For me that’s usually a cue to glaze my eyes over with a special goop my eyes have started secreting at will over the past five years. I played League of Legends once, the weekend it released almost seven years ago (want to feel old!?). Not really my eye-jam.

But the MOBA is a tricksy scamp and as Johnny-come-latelies try to get into the game dominated by League and Dota 2, they often have to do so on the strength of an existing brand or by way of a special hook — in Paragon‘s instance, high graphical fidelity and gameplay that feels a bit closer to an objective-based shooter, or at least tricks you into thinking so with the close camera angle. Also I played every match as an archer, so, there’s that.

The result: I do not like MOBAs, but I had a good time playing Paragon.

Feeling much more comfortable with the idea of third-person shooter than a MOBA, I elected to go with a ranged character, Sparrow, whom happened to be one of the plain strongest characters in the game. This will be important later. On the ranged, damage-dealing side, there’s also the faster, somewhat weaker, dual-wielding Twin Blast and the sniper Murdock, who does energy damage rather than physical like Sparrow.

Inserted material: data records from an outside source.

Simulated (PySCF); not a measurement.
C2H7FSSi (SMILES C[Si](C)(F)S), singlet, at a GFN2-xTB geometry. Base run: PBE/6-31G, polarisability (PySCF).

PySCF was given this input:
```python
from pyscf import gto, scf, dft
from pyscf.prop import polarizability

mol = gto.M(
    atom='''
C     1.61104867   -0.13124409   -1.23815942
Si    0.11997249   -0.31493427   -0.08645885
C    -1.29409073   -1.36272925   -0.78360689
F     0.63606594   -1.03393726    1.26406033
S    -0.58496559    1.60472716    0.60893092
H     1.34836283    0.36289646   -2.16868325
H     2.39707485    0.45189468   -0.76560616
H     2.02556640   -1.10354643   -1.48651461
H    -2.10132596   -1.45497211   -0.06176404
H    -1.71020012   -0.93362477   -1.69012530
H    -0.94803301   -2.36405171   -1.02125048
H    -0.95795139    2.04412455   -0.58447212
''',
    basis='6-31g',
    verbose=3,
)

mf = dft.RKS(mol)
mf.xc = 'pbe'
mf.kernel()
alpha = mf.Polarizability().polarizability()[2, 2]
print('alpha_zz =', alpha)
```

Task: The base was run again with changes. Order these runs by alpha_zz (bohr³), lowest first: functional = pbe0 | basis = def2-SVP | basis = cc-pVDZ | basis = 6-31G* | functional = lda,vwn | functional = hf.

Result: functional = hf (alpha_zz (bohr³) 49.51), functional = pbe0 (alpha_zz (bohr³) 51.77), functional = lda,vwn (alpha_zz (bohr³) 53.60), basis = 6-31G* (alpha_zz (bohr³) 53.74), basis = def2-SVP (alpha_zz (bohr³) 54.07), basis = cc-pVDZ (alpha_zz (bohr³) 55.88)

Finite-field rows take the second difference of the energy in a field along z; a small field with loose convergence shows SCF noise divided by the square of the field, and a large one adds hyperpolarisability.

The latter is important because there is a card deck system tied to your character’s performance ceiling. You can build your own deck, though we played using pre-made starter decks which were made to buff your character in the most typical way — for Sparrow, that meant slowly increasing things like physical damage and rate of fire as you level up (in addition to unlocking or upgrading your moves by way of earned experience). Cards can only be assigned, trashed, or otherwise dealt with at base and there’s a button to teleport back to base (it takes a few seconds of vulnerability), which is useful for various reasons.

Once I stopped getting shot up by laser beams in enemy-controlled towers (they’re dotted along the map and the goal is to push forward across three lanes towards your opponents’ base, which you want to destroy) and kind of figured basic MOBA-things out, I became an absolute wrecking machine with Sparrow, driving entire lanes by myself and doubling the next highest player’s kill count. 16 and 5 like nothing. Warning: it might be that I had fun with Paragon because, in the controlled environment with other press and developers, I was really good. Completely unearned, too, which is great. Now I know what it feels like to be born wealthy. And it probably won’t be like that in a live, global environment (where teamwork and cooperation will be way more important). But man I kicked ass.

Paragon is a MOBA your average idiot (like me) can pick up, which is good because it’s coming to PS4, too. It works fairly well with a controller, though going at it after getting comfy with the mouse and keyboard, I preferred the latter. Especially for that ranged accuracy. Paragon also aims to have “the most advanced replay system on the market” for spectating and sharing purposes, with information-laden UI elements, various cameras (following one “Hero,” or a free-flying drone), and slow/fast motion. You can even sort through the full recording of a match by instances of kills, tower failure, or high damage — it tells you where the highlights are, basically.

It’d probably take the right circumstances to get me on Paragon again (for instance: it being my job to do so), but I had fun over the three or four matches I played. There are 13 characters to choose from and the 1 map at the moment, while adequate controller support and high-fidelity mean it could boost its success on the console front.